Tension Hopkinson Bar with Momentum Traps. In a tension Hopkinson bar, the momentum trapping scheme

shown in Fig. 1(a) and (b) can be used to trap the compression pulse (Fig. 1b), which reflects off the sample,

back into the incident bar, and the tension pulse (Fig. 1a), which is transmitted through the sample into the

transmission bar, respectively.

Figures 2, 3, 4 show a complete system that includes at the loading end a tubular striker, an incident bar with a

transfer flange at its free end, a gas gun through which the incident bar passes, and a momentum-trap bar. The

far end of the transmission bar terminates in a momentum-trap tube (not shown), which is the mirror image of

the one shown in Fig. 1(a).

Fig. 2 Recovery tension Hopkinson bar setup. Source: Ref 7

Fig. 3 Operation of the recovery tension Hopkinson bar. (a) Striker tube impacts transfer flange. (b) The

resulting tensile pulse closes the preset precision gap. (c) The compression pulse, which reflects off the

sample into the incident bar, reaches the transfer flange and is transmitted into the momentum-trap bar.

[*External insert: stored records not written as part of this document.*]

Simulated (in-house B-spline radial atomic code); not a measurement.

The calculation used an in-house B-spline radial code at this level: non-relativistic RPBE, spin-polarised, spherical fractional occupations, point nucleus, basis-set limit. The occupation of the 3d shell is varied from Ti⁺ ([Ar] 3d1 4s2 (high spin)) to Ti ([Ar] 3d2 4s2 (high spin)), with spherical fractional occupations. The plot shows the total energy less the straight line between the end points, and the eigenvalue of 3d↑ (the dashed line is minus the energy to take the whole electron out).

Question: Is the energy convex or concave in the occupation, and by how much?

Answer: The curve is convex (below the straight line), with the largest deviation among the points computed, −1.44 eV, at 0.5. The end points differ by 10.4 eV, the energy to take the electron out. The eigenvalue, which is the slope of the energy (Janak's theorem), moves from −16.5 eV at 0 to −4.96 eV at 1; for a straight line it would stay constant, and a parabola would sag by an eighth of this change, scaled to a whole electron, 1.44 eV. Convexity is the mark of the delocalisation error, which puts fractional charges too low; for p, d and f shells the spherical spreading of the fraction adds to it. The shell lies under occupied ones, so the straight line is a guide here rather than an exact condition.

(d) The momentum in the trapped pulse causes the bar to fly off. Source: Ref 7

Fig. 4 Photograph of tension Hopkinson bar momentum-trap construction. Source: Ref 7

A preset precision gap separates the momentum-trap bar and the transfer flange of the incident bar. The

precision gap is set such that the end of the momentum-trap bar and the face of the transfer flange are brought

into contact, once the entire tensile pulse, produced by the tubular striker, is transferred into the incident bar

through the transfer flange. This tensile pulse then travels toward the sample, where it is partly transmitted into

the transmission bar and is partly reflected as compression back into the incident bar. This reflected

compression (often nearly the same as the incident pulse) is then transmitted into the momentum-trap bar and

reflects off the other (free) end of this bar as a tensile pulse. This pulse is then trapped in the momentum-trap

bar since the contact interface with the transfer flange cannot support tension. The momentum of the trapped

pulse causes the bar to fly off. The incident bar then is everywhere at rest. The pulse, which is transmitted

through the sample into the transmission bar, is also trapped at the free end of this bar by a momentum-trap

tube. This free end of the transmission bar includes a transfer flange and a momentum-trap tube in contact with

the flange, similar to those in Fig. 1(a).

At the striker end of the incident bar, the precision gap between the transfer flange and the momentum-trap bar

must be calculated and set with some care to obtain satisfactory results, as illustrated in Fig. 5(a). If the gap is

too large, the reflected compression pulse in the incident bar will not be transmitted to the momentum-trap bar.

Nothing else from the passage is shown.